Productivity increased in more industries in 2010 than in any year since 2003, while output rose in more
industries than in any year since 2007. The number of industries with increases in output and the number
of industries with increases in hours both rose in 2010 after declining in 2007, 2008, and 2009. However,
declining hours continued to contribute to productivity gains for many industries. Of the industries with
productivity increases in 2010, 72 percent registered output increases, while 86 percent posted declines
in labor hours. (See table 1.)
Unit labor costs fell in 23 of 47 service-providing industries, the most since 2003, but in only 1 of the 5
mining industries in 2010.
Industry labor productivity measures are updated as data become available. Productivity measures for
industries in other sectors can be accessed on the BLS Labor Productivity and Costs web site at
Output per hour increased in 32 of the 47 industries studied. In most of these industries, productivity
rose as output growth was accompanied by declines or more modest increases in hours. Several
industries posted double-digit productivity gains as a result: local as well as long-distance general freight
trucking; refrigerated warehousing and storage; radio and television broadcasting; wireless
telecommunications carriers; and travel agencies.

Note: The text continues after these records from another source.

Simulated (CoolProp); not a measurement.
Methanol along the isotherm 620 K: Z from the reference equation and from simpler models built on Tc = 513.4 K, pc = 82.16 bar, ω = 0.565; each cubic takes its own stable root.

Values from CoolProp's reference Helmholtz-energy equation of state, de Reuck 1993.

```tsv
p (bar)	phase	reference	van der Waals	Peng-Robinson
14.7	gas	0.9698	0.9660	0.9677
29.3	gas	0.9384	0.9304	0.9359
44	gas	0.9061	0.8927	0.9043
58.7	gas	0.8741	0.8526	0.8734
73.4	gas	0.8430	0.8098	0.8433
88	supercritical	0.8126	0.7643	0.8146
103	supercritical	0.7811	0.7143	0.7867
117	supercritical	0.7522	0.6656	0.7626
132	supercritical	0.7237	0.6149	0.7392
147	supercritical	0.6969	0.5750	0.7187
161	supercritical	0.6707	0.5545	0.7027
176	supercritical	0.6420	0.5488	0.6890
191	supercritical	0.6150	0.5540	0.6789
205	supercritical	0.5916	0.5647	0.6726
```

In a few industries, productivity rose despite falling output. In industries such as postal service; couriers
and messengers; video tape and disc rental; photofinishing; and newspaper, book, and directory
publishers, rising labor productivity reflected declines in both labor hours and output, with hours falling
more rapidly than output.
Output per hour rose in four of the five detailed mining industries studied; only coal mining posted a
productivity decline. Productivity was particularly strong in the support activities for mining industry,
where strong growth in output exceeded a large increase in labor hours. However, because support
activities for mining are completely consumed by other mining industries, they are not included in the
final output leaving the sector. After excluding support activities for mining, overall productivity for the
mining sector declined slightly, as output grew more slowly than hours.
Industry productivity performance over the long term contrasts with the performance in 2010. Between
1987 and 2010, labor productivity increased in 87 percent of the detailed service-providing and mining
industries, with over 70 percent of industries recording average productivity growth between 0.1 and 4.0
percent per year. In 2010, large productivity gains were more common than over the longer term; 35
percent of industries posted productivity gains of 6.1 percent or more, the most since 1998.
New Industries and Improvements
With this release, productivity and cost measures are presented for the first time for two industries:
travel arrangement and reservation services (NAICS 5615) and personal care services (NAICS 8121).
Output per hour in the travel arrangement and reservation services industry rose at a rapid rate of 8.3
percent per year on average between 1997 and 2010, and increased 11.8 percent in 2010. Output per
hour in the personal care services industry increased 1.8 percent per year on average between 1987 and
2010, but declined 2.2 percent in 2010.
Also included in this release for the first time are improved productivity and cost measures for the
commercial banking industry. The revised measures reflect a more comprehensive definition of banking
output that covers a broader range of bank services – including loan securitization, investment banking,
insurance provision, and other fee-based services – as well as improved weights for combining detailed
banking services. Labor productivity in commercial banking grew at an average rate of 3.9 percent per
year between 1987 and 2010, but declined 3.1 percent in 2010. A fuller discussion of the changes will
be provided in a forthcoming article in the Monthly Labor Review (MLR).